Code covered by the BSD License

# Demo Files for "Data Analysis with Statistics and Curve Fitting Toolboxes" 2007 Webinar

### Stuart Kozola (view profile)

08 Aug 2007 (Updated )

Demo file from the August 7, 2007 Live Webinar

Analysis of Wing Stresses on a Prototype Aircraft

# Analysis of Wing Stresses on a Prototype Aircraft

Demo file from August 7, 2007 webinar titled Data Analysis with Statistics Toolbox and Curve Fitting Toolbox. View the recorded webinar: http://www.mathworks.com/company/events/archived_webinars.html

We have test results from a prototype aircraft tested in a wind tunnel. The test focused on understanding the wing stresses during the climbing phases of the flight, where stresses are typically high. The wind tunnel's gust generator induces a controlled gust field to simulate severe wind conditions. We measure stress at 7 locations on each wing.
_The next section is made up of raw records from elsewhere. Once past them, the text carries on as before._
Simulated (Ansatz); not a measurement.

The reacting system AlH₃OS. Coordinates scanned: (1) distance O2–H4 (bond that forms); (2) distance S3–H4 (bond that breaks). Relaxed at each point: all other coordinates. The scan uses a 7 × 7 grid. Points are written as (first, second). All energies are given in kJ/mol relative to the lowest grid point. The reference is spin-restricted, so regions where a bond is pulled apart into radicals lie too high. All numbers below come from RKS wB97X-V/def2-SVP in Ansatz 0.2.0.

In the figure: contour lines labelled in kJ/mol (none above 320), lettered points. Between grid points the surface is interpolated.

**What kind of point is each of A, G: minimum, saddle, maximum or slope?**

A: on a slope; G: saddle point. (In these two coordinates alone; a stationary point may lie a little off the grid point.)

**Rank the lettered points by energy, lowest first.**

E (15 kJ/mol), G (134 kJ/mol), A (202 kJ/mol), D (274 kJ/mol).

Our primary goals include:

• Identify outliers or bad data
• Compare the stress levels on the 2 wings to make sure they're not substantially different.
• Calculate the shear force the wing experiences as a result of the wind gust
• Determine if the max shear force is above acceptable limits (160 kN)

## Show Configuration of Aircraft

Wind gusts are directed at the aircraft as shown in this image. Sensor locations are shown on the left/right wings.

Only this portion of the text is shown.